UNTURTLED #4

Isabelle-Schad

Presented in Association with The Goethe-Institut
A performance with ISABELLE SCHAD and LAURENT GOLDRING
UNTURTLED #4

In their performance series UNTURTLED, Berlin­ based choreographer/dancer, ISABELLE SCHAD, and Paris based visual artist, LAUREN GOLDRING, explore the relationship between body and image. The costume is considered a transitional object: a prosthesis of the missing last layer of the body, and simultaneously the first encompassing external space. The costume as organ enables an exploration of the body and the space around it.
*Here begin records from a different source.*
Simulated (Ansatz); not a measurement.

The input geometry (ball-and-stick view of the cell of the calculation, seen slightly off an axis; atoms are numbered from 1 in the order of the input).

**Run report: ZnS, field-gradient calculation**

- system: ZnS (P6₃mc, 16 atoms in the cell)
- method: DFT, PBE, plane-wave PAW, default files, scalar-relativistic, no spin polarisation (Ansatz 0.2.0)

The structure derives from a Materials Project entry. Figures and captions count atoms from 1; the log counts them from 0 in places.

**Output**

In UNTURTLED #4, the body is un­turtled from its shell; from its protective shield against the outside world, liberating it simultaneously from the often stereotyped body images we force onto it. The dancer uses oversized black stretch­pants to reveal and hide, display and transform body parts in an unexpected way – the body itself ultimately becomes a moving sculpture, sometimes vanishing behind a dark membrane and then returning in an unexpected way and place. It appears almost as if the clothes are moving by themselves; in elongations, expansions and contractions, condensations and tightenings produced by the puffs of the blouse, which seemingly take away the body’s own movement impulses. The clothes become a second layer of skin and act like an independent being.

During their duo Unturtled #4 L. Goldring performs a talk on the conceptual resonances of the work.

LAURENT GOLDRING was born in Paris in 1957 and studied at the Ecole Normale Supérieure, Paris (Philosophy) as well as at the City College of New York. Today he works as a visual artist (video, photo, drawing, sculpture). His work demonstrates that the body has very rarely been shown and seen apart from very specific codes. Laurent Goldring has worked with many choreographers such as Saskia Holbling, Sandrine Buring, Donata d’Urso, Xavier Le Roy and Isabelle Schad.

ISABELLE SCHAD is a choreographer and dancer/performer. She studied Classical Dance in Stuttgart. Since 1999 she has produced a number of international events. Her main focus has been: The body and its materiality, the body as process, place and space, origins of movement deriving from the body and its (embryological) developments, relations between body, movement, choreography, image, (re)presentation, form and experience, somatic practices like Body­Mind­Centering, practice as site for learning process, community (implied in the practice), political engagement.